Today Iranian tailors are in tough competition with brand names, imported outfits, and travelers' suitcase imports, which include outfits and clothes from Turkey, Europe and Dubai. Still if one wants to look really good in Iran, he or she always calls on a family tailor. The occasion could be a wedding, a birthday or the Iranian new year, Norouz. After all, to have any social status one has to look good in Iran.

Ali Dadpay is an economist living in Dallas, TX. This piece was first published on his personal weblog, Bazar Dispatch, where he writes about Economics, Middle Eastern economies and living in the USA.

[1] According to IRNA News Agency they also were offered with gifts from President and IRGC Navy before leaving Tehran. These included some handcrafts, pistachio, domestic candies, books, CDs and sacks made of Termeh, a classic Iranian textile. Iranians might be rough looking but they do have excellent manners as hosts. [back]
Ron at April 7, 2007 09:42 PM [permalink]:

One must admit, those are handsome suits. Maybe these photos will spark a new trend: Iranian hostage attire!

Ali at April 9, 2007 12:36 AM [permalink]:

I do find your comments, rather offensive. Are 5 Iranians arrested in Arbil HOSTAGES? Are prisoners on Gitmo HOSTAGES? the truth is no matter what Iran does many want to draw a rogue picture of it. I tried to use the opportunity to write about a domestic industry, while your comments is rather judgemental.

AIS at April 9, 2007 07:41 AM [permalink]:

It is always amazing to see the mask fall off so easily from the face of idiots who try so hard to look civilised !
What the heck are you doing in Texas Ali?!

Ron at April 9, 2007 10:51 AM [permalink]:

Relax Ali, I said they were nice suits!

sara at April 9, 2007 07:26 PM [permalink]:

Thanks Ali! I enjoyed reading your piece, quite appriciated your outlook!

Yasaman at April 10, 2007 01:55 AM [permalink]:

After so many years, finally I am reading some article from an Iranian living abroad about something that really matters for ordinary Iranians in Iran and surprizingly is non-political.
I really enjoyed your article. Congratulation for your simple-looking but at the same time revolutionary article!

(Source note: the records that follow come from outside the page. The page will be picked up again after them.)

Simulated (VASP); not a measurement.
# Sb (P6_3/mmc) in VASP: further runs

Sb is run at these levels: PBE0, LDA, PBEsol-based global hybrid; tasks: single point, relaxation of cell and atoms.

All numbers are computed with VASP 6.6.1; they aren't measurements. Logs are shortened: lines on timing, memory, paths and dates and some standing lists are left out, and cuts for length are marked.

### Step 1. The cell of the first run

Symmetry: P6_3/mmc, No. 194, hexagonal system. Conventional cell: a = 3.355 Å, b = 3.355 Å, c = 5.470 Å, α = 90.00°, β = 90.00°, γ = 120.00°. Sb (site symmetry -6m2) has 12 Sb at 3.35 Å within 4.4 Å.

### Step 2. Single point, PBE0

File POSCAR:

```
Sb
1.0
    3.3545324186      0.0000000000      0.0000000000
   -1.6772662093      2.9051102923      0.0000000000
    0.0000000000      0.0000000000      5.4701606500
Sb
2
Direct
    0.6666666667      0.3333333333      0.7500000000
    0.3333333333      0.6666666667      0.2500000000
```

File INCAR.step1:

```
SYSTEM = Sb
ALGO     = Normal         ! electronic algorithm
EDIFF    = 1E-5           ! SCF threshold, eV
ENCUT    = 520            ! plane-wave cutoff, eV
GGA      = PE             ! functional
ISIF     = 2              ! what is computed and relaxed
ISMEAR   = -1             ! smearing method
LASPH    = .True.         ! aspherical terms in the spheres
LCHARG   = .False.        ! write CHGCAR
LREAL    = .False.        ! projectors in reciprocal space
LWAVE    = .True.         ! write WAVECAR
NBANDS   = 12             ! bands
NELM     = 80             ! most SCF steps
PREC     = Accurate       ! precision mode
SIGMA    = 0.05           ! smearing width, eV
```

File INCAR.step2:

By the way, those who want to learn about academic life in Iran, without noisy politics-oriented propaganda, may find the following weblog interesting:

Arash Jalali at April 10, 2007 03:58 AM [permalink]:

I think the suits are made by Hakupian, which has become an international brand as far as I know. In your article I think you should have also mentioned China. That's where our local producers are receiving the hardest blow from. As for Turkey, I once heard that some Iranian-made textile products are sent to Turkey to be labeled as Turkish brands and then re-exported to Europe. The funny thing is that some of that stuff ends up back here in the Iranian market as "Turkish made". If this is true, then it seems the problem with the local products are of a marketing and branding nature than that of sheer quality.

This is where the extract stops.